But, they are Royal Guards (sort of), and there has to be some incompetence that leaks in and lets the cult steal Page with a hoof-held portal device and take her to the Canterlot Archives. Then, it’s time for the vivisection and heart removal. Page just can’t seem to catch a break in the last few chapters, it seems. Her heart’s placed in a magic jar that can be broken—the previously mentioned failsafe, although I suppose it’s a faildeadly from Page’s perspective.

Swift, River, and Lullaby mount a daring rescue attempt while the rest of Equestria’s military is further duped by that incompetency I mentioned earlier. Celestia, meanwhile, has been the Nero to the Canterlot Archives’ burning Rome, opting to practice her menacing slouch in the throne instead of actually helping the plot.
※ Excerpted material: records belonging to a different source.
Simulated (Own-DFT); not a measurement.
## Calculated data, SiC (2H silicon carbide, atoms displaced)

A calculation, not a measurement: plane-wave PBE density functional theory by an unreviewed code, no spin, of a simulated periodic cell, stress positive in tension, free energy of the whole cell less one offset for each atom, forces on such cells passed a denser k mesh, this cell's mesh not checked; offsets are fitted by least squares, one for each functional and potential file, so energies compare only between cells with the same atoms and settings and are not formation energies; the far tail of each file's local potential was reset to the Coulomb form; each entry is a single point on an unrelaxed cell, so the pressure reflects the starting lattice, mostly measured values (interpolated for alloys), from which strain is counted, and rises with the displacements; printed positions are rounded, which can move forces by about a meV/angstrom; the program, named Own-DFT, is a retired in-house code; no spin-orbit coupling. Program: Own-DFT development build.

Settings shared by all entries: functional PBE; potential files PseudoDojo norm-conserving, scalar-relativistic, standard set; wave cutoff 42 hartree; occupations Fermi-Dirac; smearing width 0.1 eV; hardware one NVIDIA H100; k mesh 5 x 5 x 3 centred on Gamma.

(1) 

Flora is then confirmed to be a few mangoes shy of a peck (I’m assuming pecks can be used as a unit of mango measurement) during the vivisection and removal of her friend’s heart when she happily announces Page’s soul and presumably consciousness will be permanently locked inside the necklace formerly containing Luna’s soul for the rest of eternity once Luna takes over Page’s body. They’re going to have so much fun together! It’ll be just like old times, except with more terrified screaming and going insane from isolation and the inability to move.

The rescue attempt… well, this is a story that started with someone nearly burning to death and having a foal used as a football. How do you think it goes? NMM gets resurrected and seizes control of Page’s body, launches into some curses and the general evil shtick she’s known for, then things jump off a cliff as the gore tag steps up to help its close friend.

First, NMM captures Lullaby and River and forces Swift to decide who dies. He picks River, since he’s kind of a dick and did previously try to commit suicide. So she proceeds to kill Lullaby in some kind of sadistic reverse psychology thing. And not just kill, spend seven paragraphs describing just how telekinesis crushes someone to death, then uses Lullably’s body as a mop in the Canterlot Archives. Then throws her into that big glass hourglass we see in It’s About Time (it certainly is weird seeing canon screenshots of the Star Swirl wing and realizing this is the location of the climax).

But that gore tag’s just getting started. It spent the whole story in the dark tag’s shadow and there’s still two crazy cult villains left. Flora’s boss, Nie, who is both a vampire and has hypnosis that would make any fetishist blush with delight, is next. His attempts to coerce NMM into compliance fail and his eyeballs burst like grapes.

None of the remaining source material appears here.